On Wednesdays, Choral Director Russell Wagoner, DMA, hosts “The Choral Conductor’s Studio,” a live Zoom session for Tappan Zee High School choral (conducting) students.
“I spent the first two weeks we were closed to research and try out creating the virtual choir scenario for the students to discover that, regardless of the platform, video latency doesn’t work for a choral rehearsal situation. To create a virtual choir, as many are popping up over the web, requires countless hours of audio and video editing, which still doesn’t recreate a ‘live’ performance. A three-minute song can take more than 80 hours to produce,” explains Wagoner. “So, I looked to make lemonade out of lemons.”
After sifting through piles of other choral directors’ lesson recommendations and mulling over conversations with colleagues, the inspiration hit. “Why not ‘bring in’ all these fellow choral conductors that aren’t able to hold their own rehearsals so that our students can learn from their expertise?” Wagoner recalls.
Typically, these professionals would be busy holding their own classes. Under the current circumstances, however, the schedules worked. Each week, a choral director participates in a live Zoom session with Wagoner’s classes to discuss an area of choral music that they feel passionate about. Participating professors also provide students insight about choral music at the collegiate level and details regarding their university’s program for those interested.
Before each “Studio” session, students research the featured conductor to learn about their particular expertise, choral and performance experience, watch them in concert productions, listen to their recordings and prepare questions based on what they had learned. Wagoner says that guests have been impressed by students’ interest in improving their own vocal production and rehearsal process.
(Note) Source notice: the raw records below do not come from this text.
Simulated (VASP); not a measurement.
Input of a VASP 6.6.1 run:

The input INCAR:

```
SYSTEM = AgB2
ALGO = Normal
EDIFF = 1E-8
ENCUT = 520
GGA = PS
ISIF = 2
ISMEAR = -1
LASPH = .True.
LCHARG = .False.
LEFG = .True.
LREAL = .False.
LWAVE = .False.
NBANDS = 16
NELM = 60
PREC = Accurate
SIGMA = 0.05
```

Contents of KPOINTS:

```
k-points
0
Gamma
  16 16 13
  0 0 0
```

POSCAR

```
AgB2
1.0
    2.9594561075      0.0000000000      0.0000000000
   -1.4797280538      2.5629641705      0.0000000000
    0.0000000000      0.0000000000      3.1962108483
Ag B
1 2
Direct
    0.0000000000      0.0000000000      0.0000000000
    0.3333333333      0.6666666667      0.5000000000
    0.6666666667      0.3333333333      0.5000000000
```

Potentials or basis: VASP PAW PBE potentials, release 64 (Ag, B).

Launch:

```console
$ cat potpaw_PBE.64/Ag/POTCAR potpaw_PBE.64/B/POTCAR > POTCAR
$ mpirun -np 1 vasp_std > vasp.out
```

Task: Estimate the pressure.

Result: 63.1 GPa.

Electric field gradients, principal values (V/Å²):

“I strive to provide my students with as varied an education in choral music as is possible, including opportunities to work with leading conductors and composers in the field, and to sing in prestigious halls, such as Carnegie Hall and Radio City Music Hall,” says Wagoner. “Our music students’ education extends beyond the rehearsal room onto a variety of concert stages and opportunities to work with industry professionals. ‘The Choral Conductor’s Studio’ is another way for students to connect with professionals and learn about pertinent topics in the field of choral music.”
But Wagoner also sees this as a chance to model flexibility and innovation. “I want my students to see how they can take a situation, such as being deprived of a ‘normal’ choral rehearsal schedule, and turn it into an opportunity never before offered to them,” he notes. “It is this creativity that I want to inspire in my students to make the world a better place.”
Wagoner is using the visiting professional format for The Singing Actor course, too, to enhance students’ individual video performance “in class.” “The “Face to Face With…” sessions feature Broadway performers such as Karen Mason (“Mamma Mia,” “Wonderland,” “Sunset Boulevard), this week’s guest.